I look for Edward H. Bickersmith's "When the Battle's Over", the English title and author given for hymn #2 (q.v.) in Espero internacia, which I am making a spreadsheet for. No luck as to either title or author. So I decide it's probably a typo for Edward H. Bickersteth, a fairly well known hymn writer. But I don't see an obvious fit in his first line list (though of course I only have the title, not the first line, to go by). What I do see, however, is a listing of "Lead, kindly Light, amid the encircling gloom" as Bickersteth's. When I follow the links, it's only a single instance, and the linked page says nothing about Bickersteth. So how did Bickersteth end up with one instance of Newman's great hymn listed as his, and how can this be corrected? There's no way the Hymnary should be telling people Bickersteth wrote it and requiring them to click further to find out otherwise, unless there's actually a hymnal that credited it to him... Is that how this sort of thing happens, in other words, is it not an error that needs correction?

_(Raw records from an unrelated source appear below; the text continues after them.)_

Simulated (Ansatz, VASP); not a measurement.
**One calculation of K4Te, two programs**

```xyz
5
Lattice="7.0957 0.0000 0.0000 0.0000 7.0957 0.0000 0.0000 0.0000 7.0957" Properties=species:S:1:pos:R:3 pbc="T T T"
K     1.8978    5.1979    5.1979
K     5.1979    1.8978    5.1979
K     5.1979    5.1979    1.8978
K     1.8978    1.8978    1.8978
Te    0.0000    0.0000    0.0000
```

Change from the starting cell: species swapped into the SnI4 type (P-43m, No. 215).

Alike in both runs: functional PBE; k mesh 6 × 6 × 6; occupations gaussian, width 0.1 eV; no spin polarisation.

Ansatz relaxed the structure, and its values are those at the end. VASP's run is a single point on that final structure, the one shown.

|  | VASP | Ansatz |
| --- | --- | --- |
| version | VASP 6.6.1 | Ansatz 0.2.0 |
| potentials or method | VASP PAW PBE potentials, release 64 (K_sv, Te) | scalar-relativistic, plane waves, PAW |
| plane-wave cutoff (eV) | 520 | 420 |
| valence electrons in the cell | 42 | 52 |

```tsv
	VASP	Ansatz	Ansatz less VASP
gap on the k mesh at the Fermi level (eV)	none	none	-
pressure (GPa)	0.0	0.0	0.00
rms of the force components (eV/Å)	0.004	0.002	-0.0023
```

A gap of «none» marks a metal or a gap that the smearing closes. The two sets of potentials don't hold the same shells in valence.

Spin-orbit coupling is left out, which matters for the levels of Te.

Incidentally, I've pretty well determined that the English underlying No. 2 in Espero internacia is Bickersteth's "Stand, Soldier of the cross. Thy high allegiance claim", but with an added refrain by Ed. Eldad and a tune by Ira Evans Hicks that's adapted to the refrain-added version. The three stanzas correspond to verses 1, 4 and 5 of the five stanzas given for the two instances in the Hymnary that have full texts. It seems to me that some of this information should go in Notes.

I also note that of the 42 instances of this hymn listed, only one gives the first line as "Stand, soldier of the cross, Thy high allegiance claim"; two just give "Stand, soldier of the cross", and the other 39 all replace "thy" with "the". As the text is given in the two text-supplied instances, the first line is actually "Stand, soldier of the cross" and "Thy high allegiance claim" is the second line. And I don't know why the text authority capitalizes "Soldier" when none of the citations do.


Comments

The hymnal "Concordia, a collection of Hymns and Spiritual Songs" published by Augsburg in 1916 has Bickersteth listed as an author of "Lead, kindly Light." That is why one instance appears under Bickersteth's name.

As to "Stand, soldier of the cross," you are right, "Soldier" should not be capitalized. The hymnals that have "the high allegiance" are DNAH hymnals that haven't been proofed yet. DNAH hymns have standard lines whether or not they appear that way in the hymnal. "Thy high allegiance claim" is indeed the second line in both the hymnals that we have full text for. It is added to the first line in the authority as a qualifier because there is another hymn that starts "Stand, soldier of the cross" by William Walsham How.